MacIntyre falters, then dives deeper into what today meant to him. "Because of the reach my father had with politics and politicians, I've always felt a personal connection with Parliament. Looking down in the chamber, seeing people I used to play football with, I felt slightly frustrated today. When my dad died, I used to think I'd have some sort of link to the next few generations of prime ministers. And that might just be grieving. I might just have wanted to feel that comfort of being part of his world. But going there today, I brought all my dad's... stupid things, that I'd never show anybody... but one of them is this monkey, that was on his desk at the BBC. I like to have it with me. It's hard to get underneath those emotions."

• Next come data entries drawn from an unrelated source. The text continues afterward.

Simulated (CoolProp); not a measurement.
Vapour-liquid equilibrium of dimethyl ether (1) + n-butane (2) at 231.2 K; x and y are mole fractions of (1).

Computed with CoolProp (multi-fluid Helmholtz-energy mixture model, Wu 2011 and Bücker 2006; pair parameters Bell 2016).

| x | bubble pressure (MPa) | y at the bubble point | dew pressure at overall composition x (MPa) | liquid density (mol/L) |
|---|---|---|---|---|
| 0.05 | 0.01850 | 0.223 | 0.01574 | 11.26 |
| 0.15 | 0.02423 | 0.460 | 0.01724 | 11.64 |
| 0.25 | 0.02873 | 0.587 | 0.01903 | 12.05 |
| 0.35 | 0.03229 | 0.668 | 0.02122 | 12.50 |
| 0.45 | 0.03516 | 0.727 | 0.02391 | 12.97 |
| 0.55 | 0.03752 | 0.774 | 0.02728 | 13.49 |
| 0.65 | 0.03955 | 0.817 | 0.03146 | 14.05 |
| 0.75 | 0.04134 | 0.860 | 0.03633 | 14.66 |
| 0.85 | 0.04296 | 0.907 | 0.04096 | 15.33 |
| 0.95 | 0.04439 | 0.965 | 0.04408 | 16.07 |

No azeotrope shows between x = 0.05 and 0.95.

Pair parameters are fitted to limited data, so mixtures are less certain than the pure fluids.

MacIntyre studied politics and history at college. But though seemingly born a political animal, pop was a deeper, terrifyingly literal calling. "I was convinced I had schizophrenia for a while," he admits, "because I heard a voice that I couldn't ignore or deny. I remember saying to my dad one time that I thought I had this radio in my head. I thought I was mentally ill, to be honest. That radio works differently now. I don't have to reach out to the Dictaphone at 5am to keep it quiet by recording a song. But it's still completely switched on. I always have a red songbook on the tour bus, like the Chancellor with his budget."
When MacIntyre first toured, he was on the Warner label and shared a bus with The Strokes. With the self-released The Water, he's on his own. It suits a songwriter with closer ties to the ideals of an 82-year-old unbowed socialist than to passing trends. "It's almost impossible not to be sold any more," he sings on his new album. Benn himself, earlier, said of his own long experience of not "selling out": "My father used to say, 'Dare to be a Daniel, dare to stand alone.'" Watching them meet for tea in the mother of Parliaments, pop and politics briefly look like honest trades.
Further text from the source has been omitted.